1 Thessalonians 2: 13

All of us are subject to various types of authority. It comes in the form of people who have power over our livelihoods or at least our success and advancement within a chosen occupation. Most of us live in communities within countries where there are laws of the land that rule over us and that direct and define what actions are acceptable and what ones will result in censure or worse. Sometimes we accept the rule of authority and at other times we struggle with it or even fight against its presence in the course of our days. Paul is immensely thankful that these people to whom he had communicated God’s Word had accepted it and its author’s authority so readily. They had not only accepted it, but they also knew and acknowledged the fact that there was a supernatural aspect to what they had received from Paul as this word from God.

Thus, the Gospel of Christ and the rest of the divine truth that was given to them has a sort of power that is far superior to any other form of wisdom, logic, or law that they may have heard or have access to. This word of truth and life comes out of eternity and into our world bringing with it the lasting wisdom of the Lord and providing guidance for all aspects of life. Now God has called people into service to Him by means of gifting them with deep comprehension of His Word and by granting to them the ability to explain both its meaning and its application to the various situations and circumstances that are encountered in living out our days. Yet, unlike any other form of instruction that we may receive, when we are taught from God’s Word we hear words that are spoken by humans, but we are listening to and assimilating concepts, ideas, and precepts that come from the mouth of God.
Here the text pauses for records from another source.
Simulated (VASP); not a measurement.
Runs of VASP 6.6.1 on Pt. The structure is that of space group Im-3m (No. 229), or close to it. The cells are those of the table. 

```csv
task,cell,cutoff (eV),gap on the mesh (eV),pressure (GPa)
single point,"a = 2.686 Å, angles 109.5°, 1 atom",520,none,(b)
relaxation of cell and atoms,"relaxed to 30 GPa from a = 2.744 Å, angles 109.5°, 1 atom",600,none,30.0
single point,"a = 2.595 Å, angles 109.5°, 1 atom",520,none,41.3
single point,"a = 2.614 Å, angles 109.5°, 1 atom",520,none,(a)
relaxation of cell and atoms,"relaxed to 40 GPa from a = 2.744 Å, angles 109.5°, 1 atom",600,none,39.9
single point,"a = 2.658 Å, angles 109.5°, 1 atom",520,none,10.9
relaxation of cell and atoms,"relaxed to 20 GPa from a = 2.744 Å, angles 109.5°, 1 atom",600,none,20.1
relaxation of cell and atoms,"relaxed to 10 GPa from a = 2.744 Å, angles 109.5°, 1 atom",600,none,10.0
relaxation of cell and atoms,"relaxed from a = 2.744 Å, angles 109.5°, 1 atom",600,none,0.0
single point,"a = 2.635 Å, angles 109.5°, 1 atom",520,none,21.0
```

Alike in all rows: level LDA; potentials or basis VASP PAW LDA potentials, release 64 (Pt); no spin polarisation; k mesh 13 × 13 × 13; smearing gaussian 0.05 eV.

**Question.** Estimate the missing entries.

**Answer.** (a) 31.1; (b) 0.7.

The source of these utterances is what matters when God’s Word is opened and taught. It is essential for people who teach from God’s Word to be humbly submitted to the Lord’s will as they are led by His Spirit into understanding its deeper meanings and its application in the lives of the specific audience at hand. As hearers of the Word of God we need to bear in mind the fact that it is something much greater than any literature that has come to us through human hands as these words are the utterances of God, Himself, that have been given to us through the hands of divinely inspired writers. Even that inspiration would have left us with nothing more than an exceptional work of history and philosophical wisdom if it were not for the connection that God makes with His people through the presence of the Spirit of Christ with and within us. The Spirit brings the written and the spoken Word of God to life, and He guides our minds and our hearts into forms of understanding that would not be otherwise possible. Thus, through the work of the Spirit within and upon us, we are continually transformed by God’s Word into people who more and more fully reflect the glory of the Lord.   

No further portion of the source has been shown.